The world tour of the digital replica of the Arch of Palmyra, Syria (Arch of Triumph) made its arrival in Washington D.C. on September 26, 2018. Bypassing a plethora of five-star performance venues, the arch was erected in the middle of the National Mall, with the Washington Monument behind it and the Capital Dome in its crosshairs. In antiquity, this Arch was the entrance to the Temple of Baal. Until Elijah’s drive-by hit on Baal’s boyz’, this god was considered the greatest deity in the post antediluvian world, to whom the religious devotes sacrificed their children in ‘confirmation’ of their pact, ensuring pleasant providence for those yet to be fed to the fires.
The popular Catholic mantra, “ordained or permitted” discourages one from attempting to explore the realms of coincidence and chance. But the unwashed oddsmakers are still hiccupping all over themselves after realizing that on the very next day, September 27th, the shoo-in Judge Kavanaugh, Dr. Blasey-Ford and the Editors of America Magazine – The Jesuit Review, in unison hit the wall with a splat. What are the odds?

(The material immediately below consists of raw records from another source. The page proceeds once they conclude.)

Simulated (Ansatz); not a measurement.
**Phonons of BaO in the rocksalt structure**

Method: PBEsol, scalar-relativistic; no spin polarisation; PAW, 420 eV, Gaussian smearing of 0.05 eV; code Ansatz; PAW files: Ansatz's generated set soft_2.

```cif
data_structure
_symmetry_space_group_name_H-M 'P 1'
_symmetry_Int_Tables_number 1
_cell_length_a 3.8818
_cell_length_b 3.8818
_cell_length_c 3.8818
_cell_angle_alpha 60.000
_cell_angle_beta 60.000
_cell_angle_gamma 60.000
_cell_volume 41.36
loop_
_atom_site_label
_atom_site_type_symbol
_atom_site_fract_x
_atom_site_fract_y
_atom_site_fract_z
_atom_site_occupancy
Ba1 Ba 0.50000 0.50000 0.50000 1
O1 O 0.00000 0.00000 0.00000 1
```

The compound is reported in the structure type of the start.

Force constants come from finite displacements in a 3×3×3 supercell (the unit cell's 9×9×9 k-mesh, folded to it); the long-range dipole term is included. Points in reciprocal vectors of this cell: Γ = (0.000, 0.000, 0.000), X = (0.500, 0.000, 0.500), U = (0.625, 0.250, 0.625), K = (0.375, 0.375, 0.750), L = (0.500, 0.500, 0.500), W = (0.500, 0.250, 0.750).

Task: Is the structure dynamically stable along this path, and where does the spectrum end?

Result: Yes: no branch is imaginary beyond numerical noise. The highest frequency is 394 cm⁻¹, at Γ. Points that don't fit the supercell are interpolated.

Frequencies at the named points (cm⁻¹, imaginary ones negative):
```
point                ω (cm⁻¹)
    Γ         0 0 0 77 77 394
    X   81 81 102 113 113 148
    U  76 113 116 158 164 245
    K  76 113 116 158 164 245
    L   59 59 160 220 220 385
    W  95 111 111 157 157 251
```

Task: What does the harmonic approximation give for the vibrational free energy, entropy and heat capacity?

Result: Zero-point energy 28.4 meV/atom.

By the time the Arch was dismantled and placed back in its case on September 30, 2018, the Jesuit educated wunderkind’s family had been destroyed by unfettered, weaponized outrage. The first accuser’s “Go Fund Me” account was four times the asking and counting; Flake had ignited a firestorm and Spartacus had stormed from the building. The FBI was on the prowl seeking criminal indictments and the Katzenjammer Kids, often confused with the Senate Judiciary Committee, were only gaining a vague awareness that they were being watched by every third-world country who were salivating over the farce and tomfoolery that had become America. One could all but hear them chanting in unison, “we have arrived!”
The Jesuit Review
After carefully weighing the evidence in the wake of a televised phenomenon that blacked out the likes of Palus’ thirty-foot killer tsunami, the editors of the esteemed Jesuit Review, America Magazine, were able to provide their studied conclusions on the same day of the massacre. In their gilded sophistry the editors arrived at the nut of the matter, and so stated;
“Judge Kavanaugh continues to enjoy a legal presumption of innocence, but the standard for a nominee to the Supreme Court is far higher; there is no presumption of confirmability. The best of the bad resolutions available in this dilemma is for Judge Kavanaugh’s nomination to be withdrawn.”
In Triple Crown parlance, this is to say that even though Kavanaugh won the Preakness and Belmont, we’ve taken the decision to put him down as a precautionary measure to ensure that fate does not intervene in matters of turf again.
Such a swift cauterizing declaration from the Pope’s own Society of Jesus seems a clarion call even louder than the sea scorched earth of Palu, were that possible. The magazine formally withdrew their endorsement of the Judge’s candidacy at the same time the receding waters of Palu, Indonesia were revealing its own dead. The underlying logic espoused in such a statement all but scours any hint of religiosity, leaving only the metallic voice of sanctimony to harmonize with some ill wind that appears to be driving the people before it.
Long before the amendment criminalizing a person’s right to shout “fire” in a theater, the Native American’s of Eastern Montana had used this ploy to whip up the winds of panic, as routinely as does a Senate hearing; a ploy that even earned it a geographical pin by the name of “Buffalo Jump.” It is a cliff-rimmed escarpment on which the Natives had learned that if they simply stampeded the lead element of a buffalo herd the rest would blindly follow, en mass, over the cliff to the women waiting below with their carving knives. Its applicability in this modern day may be viewed to include some elements of the church which were attempting to front run the merest whiff of scandal in a government tooled for same; not to mention the footloose placarded voices of the frenzied, who themselves were seeking success in a place to go splat.
Even should Judge Kavanaugh reappear from under the bus he was thrown, to “enjoy legal presumption,” the fruits of his lifetime efforts will taste of a man without a religion and a calendar in which only he can believe. At the end of the tour’s layover, Baal made a courtesy call to the editorial staff, offering to barbecue anyone about whom they might still be harboring lingering doubts, as to his or her “confirmability.” Offended by such a presumption the offer was declined out of hand. With great diplomacy and a cleverly crafted admonishment, they offered in return the assurance that they are more than capable of eating their own. What are the odds?